Imitating those we admire
Anybody who watched one of the thrilling NCAA basketball tournament games in recent weeks got their fill of slow-motion replay. Shots from behind the 3-point arc seemed to create the greatest excitement among announcers. “Did you see the rotation on that ball?” “Spectacular elevation. Quick release. Magnificent rotation. Wow!” They’re talking about the backspin that players put on the ball as it rotates smoothly out of one’s fingertips. It’s not a pushing of the ball so much as what looks more like an effortless release. I watch that deft maneuver and instantly want to go to the gym to try and imitate it. That’s when I realize I was born with little finger fluidity and nothing close to the flex of wrist that truly great players possess.
I actually spend a lot of energy in my life trying to imitate what I see other people being so good at. From generosity to affection to trying to speak without using distracting “ums,” I know I have so much to learn from people who are better at such things. We all practice the art of imitation, and commendably so, at least for the most part. It’s how we enlarge our lives and become multi-faceted or better people.

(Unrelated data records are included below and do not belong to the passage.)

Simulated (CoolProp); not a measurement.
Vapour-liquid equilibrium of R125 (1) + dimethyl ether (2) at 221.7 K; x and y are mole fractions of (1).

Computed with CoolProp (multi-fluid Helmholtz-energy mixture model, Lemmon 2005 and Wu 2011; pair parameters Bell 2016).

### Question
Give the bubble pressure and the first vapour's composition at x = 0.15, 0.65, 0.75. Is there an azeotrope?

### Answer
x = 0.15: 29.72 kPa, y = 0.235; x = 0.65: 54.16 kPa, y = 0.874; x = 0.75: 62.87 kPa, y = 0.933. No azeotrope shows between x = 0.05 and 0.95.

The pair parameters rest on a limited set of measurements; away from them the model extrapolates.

Sometimes we Christians think it’s our job to imitate Christ. The WWJD (“What would Jesus do”) bracelets of the last generation signal this impulse. This faddish phrase has expanded over the years to have many people wondering what would Jesus eat? What would Jesus drive? What would Jesus read? What would Jesus vote for? What would Jesus wear? Presumably, the enchantment of knowing his every instinct on such topics would inspire us to imitate him. But nowhere in scripture does he suggest that disciples of his should slavishly imitate or “ape” him. What he says instead is, “Follow me.” In other words, we have a life to live that is our own, not a replica of his life that has already been lived.
I picked up my dog-eared copy of Thomas à Kempis’ 15th century devotional classic, The Imitation of Christ, just to see if I was missing something here. But, no, this mystic doesn’t ask us to mimic Jesus, as the title seems to suggest. Rather, he speaks of how God can form our character through humility. There’s no direct imitation of Christ that’s necessary for the Christian life. Our job is to be so closely in tune with the inner character of Jesus that we’ll learn to walk hand-in-hand with God, trusting the fullness of our lives to this Lord.
We’re pretty good at talking about Jesus, admiring Jesus, and referring to Jesus. But the more we live in such ways as to demonstrate that we are accountable to, and dependent on, God, the better we will have understood those all-important words of Jesus: “Follow me.” I pray that Holy Week will help you and me absorb those two precious words in a brand new way.